Angels and Demons Movie Summary

Scene from Angels & Demons

Look out for the plot hole! Scene from Angels & Demons

For those not blessed with the gift of faith, it is sometimes hard to tell what will enrage the devout. It could be a stray oath, a passing reference to monkeys, or a silly, contrived Hollywood blockbuster that is actually trying to do them a favour. Take the recent case of the Vatican, which was so irked by the prospect of a sequel to The Da Vinci Code (the 2006 adaptation of the Dan Brown bestseller) that it banned the film-makers from shooting in Rome's churches and is still weighing up calls for a boycott. But what's the problem here, exactly? Angels and Demons comes to save Catholicism, not bury it. Its only sin is stupidity.

Tom Hanks returns as Harvard symbologist Robert Langdon, spouting great reams of expository dialogue as he scurries through secret passages and totters over rooftops. Brown's source novel was actually published before The Da Vinci Code, though the film is – crucially – set afterwards. Having infuriated the authorities on his previous adventure, Langdon is summoned back to make amends. Following the death of the old Pope, a clandestine, science-worshipping society – the Illuminati – have kidnapped four cardinals and planted a bomb in the Vatican City. That's bad. Happily the Illuminati have also posted a video that both outlines their plans in considerable detail and provides a number of clues for Langdon to pick over. That's good, because without these clues we would have no plot, and no excuse for our hero to go puffing laboriously from one church to another, racing against the clock to find those cardinals and defuse that bomb; talking, talking all the while.

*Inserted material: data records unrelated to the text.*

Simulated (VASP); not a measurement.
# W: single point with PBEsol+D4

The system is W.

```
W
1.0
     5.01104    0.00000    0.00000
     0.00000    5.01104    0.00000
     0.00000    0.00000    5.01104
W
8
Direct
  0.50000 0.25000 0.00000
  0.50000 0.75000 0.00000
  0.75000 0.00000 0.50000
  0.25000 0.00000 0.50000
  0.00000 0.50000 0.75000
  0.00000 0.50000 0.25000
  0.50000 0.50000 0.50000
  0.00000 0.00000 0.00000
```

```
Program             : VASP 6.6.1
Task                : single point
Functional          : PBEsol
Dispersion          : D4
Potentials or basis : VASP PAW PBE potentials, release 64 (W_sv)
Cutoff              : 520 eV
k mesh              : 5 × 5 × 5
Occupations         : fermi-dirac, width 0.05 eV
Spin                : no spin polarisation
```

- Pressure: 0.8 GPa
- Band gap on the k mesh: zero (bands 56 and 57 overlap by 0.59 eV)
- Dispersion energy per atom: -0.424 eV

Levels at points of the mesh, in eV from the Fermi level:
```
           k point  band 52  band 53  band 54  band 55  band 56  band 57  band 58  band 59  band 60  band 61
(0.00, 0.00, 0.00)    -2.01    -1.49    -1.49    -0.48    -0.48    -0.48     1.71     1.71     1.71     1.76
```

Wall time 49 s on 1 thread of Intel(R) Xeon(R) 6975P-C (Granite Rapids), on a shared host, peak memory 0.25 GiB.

Joining him on this quest is a foxy physicist (Ayelet Zurer) and a fresh-faced, progressive priest (Ewan McGregor) who may just turn out to be the Messiah. Elsewhere, Stellan Skarsgård plays the truculent head of the Swiss Guard, eyeing Langdon with a beady-eyed suspicion, while Armin Mueller-Stahl's silky cardinal steps up to inform us that "religion is flawed, but only because men is [sic] flawed". Fair enough, but time is fast running out. At 8pm the first victim winds up dead, and the runes and symbols turn more opaque. Langdon has until midnight to figure them out. After that the entire city will be razed by what is known in Latin as the Great Kablamo.

Angels and Demons is directed with a dogged, fawning efficiency by Ron Howard, who also oversaw The Da Vinci Code. On this occasion, the tone is less contentious, and possibly less cavalier as well. The film's argument seems to be that while there are a few bad apples in the Catholic church, the institution itself is well worth fighting for, and that science is hardly any better – particularly when it produces things that might blow up and kill people.

Justifying the Vatican's refusal to allow access to its holy sites, a spokesman explained that "normally we read the script, but this time it was not necessary. The name Dan Brown was enough". One hesitates to accuse the diocese of rushing to judgement, or of being too unresponsive, too shackled to old ways of thinking. But really. Dismiss Angels and Demons on its merits by all means. Howard's adaptation is unwieldy, elephantine and frequently foolish. But in its bumbling fashion it means no harm and even wants to help. What a conversion. Where the Dan Brown franchise once gave offence, it now mounts a glossy, multimillion dollar act of atonement.